For all the bad that happened as the Jets fell to 1-8 Sunday in Kansas City, the worst came inside the final two minutes.

They just quit.

Make no mistake, the Jets were going to lose this game anyway. They went into that segment with no timeouts left, having burned two in the third quarter when the defense got its personnel mixed up and Michael Vick couldn't beat the play clock, and their third with 2:41 left in the game.

Down 24-10, there was no way the Jets were going to avoid their eighth straight loss. But that doesn't excuse them from giving up. Real teams continue to play to the end.
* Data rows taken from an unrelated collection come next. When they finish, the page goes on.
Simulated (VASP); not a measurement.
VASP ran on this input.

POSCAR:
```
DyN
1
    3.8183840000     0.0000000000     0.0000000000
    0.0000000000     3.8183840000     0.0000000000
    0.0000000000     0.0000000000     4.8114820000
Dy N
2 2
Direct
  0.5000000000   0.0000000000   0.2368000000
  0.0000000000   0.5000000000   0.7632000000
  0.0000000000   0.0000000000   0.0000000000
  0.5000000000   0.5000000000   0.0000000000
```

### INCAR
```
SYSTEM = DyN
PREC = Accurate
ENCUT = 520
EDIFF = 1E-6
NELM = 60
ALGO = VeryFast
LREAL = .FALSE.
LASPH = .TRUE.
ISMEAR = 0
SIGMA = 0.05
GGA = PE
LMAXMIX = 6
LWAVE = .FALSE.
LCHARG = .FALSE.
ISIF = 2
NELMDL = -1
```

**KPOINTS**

The Jets packed it in. And the fault for that lies not only with the players on the field, but with Rex Ryan and his offensive mind, Marty Mornhinweg. The final two minutes, when only the slimmest of slim hopes remained to score two touchdowns and miraculously force another mess of a game into overtime, will go as yet one more reason for Woody Johnson to clean house once this fourth straight non-winning season (at its pie-in-the-sky best) ends.

When he gets to this game, after dealing with San Diego, Buffalo, and any other embarrassment of his choosing, Johnson may well want to ask about the lack of urgency Michael Vick's offense exhibited in that final possession. They indeed ran a no-huddle, but both Vick's organization of the on-field personnel and the play calling showed that the Jets were more intent on getting back on the plane than perhaps scoring a quick touchdown and chasing after an onside kick.

Save for a deep throw to Greg Salas from the Chiefs' 21 on the very last play of the game, Vick was thinking slow and short. They lined up, seemingly taking forever to get the final nine plays off. At one point, even more seconds ticked off the clock as the lineman adjusted to the defensive alignment.

Once the plays did come off, Vick threw little passes. Fifteen yards to Eric Decker, then another short one incomplete for Decker. Short left for four yards to Decker. Short right for 14 yards to Percy Harvin, whose 11 catches for 129 yards showed he may yet become a positive force for this green-clad train wreck.

The drive went on like that as the Chiefs were more than happy to allow the catches. The receivers stayed inbounds most of the time. Chunks of time -- 21 seconds, 24 seconds, 24 seconds -- ran off between three plays. On second-and-4, Vick found Decker for three yards, necessitating a fourth-down pass designed not to score with 10 seconds to go, but to pick up the first down.

Only once, on the last play of the whole sequence, did Vick throw a pass into the end zone.

Again, only a miracle would have saved the Jets Sunday. But sometimes the heavens do bestow their favors and create wonderful things that change seasons.

The Jets simply crept off with their 10 points. Quietly. Mouse-like.

The run-up to that was just more of the same from an inadequate offense, bad kick coverage unit, and a first-half defense that could neither stop Alex Smith's three-step throws, the running of Jamaal Charles, or create a takeaway.

The only difference is that Geno Smith escaped completely free from blame. He was out with a bad shoulder.

Still, the Jets had a shot at this one. The Chiefs only led 14-7 after Vick took them in on a 3-yard pass to Decker. But the special teams gave it right back on De'Anthony Thomas' 78-yard kickoff return and Smith's 12-yard scoring pass to Travis Kelce.

They came away empty on fourth-down from the 5 at the start of the fourth quarter. They failed to convert fourth down on the next two drives.

By the time the Chiefs punted, only 1:46 remained. It was no longer a game.

But that doesn't excuse anyone from calling it quits.

Perhaps the Jets just thought they had enough.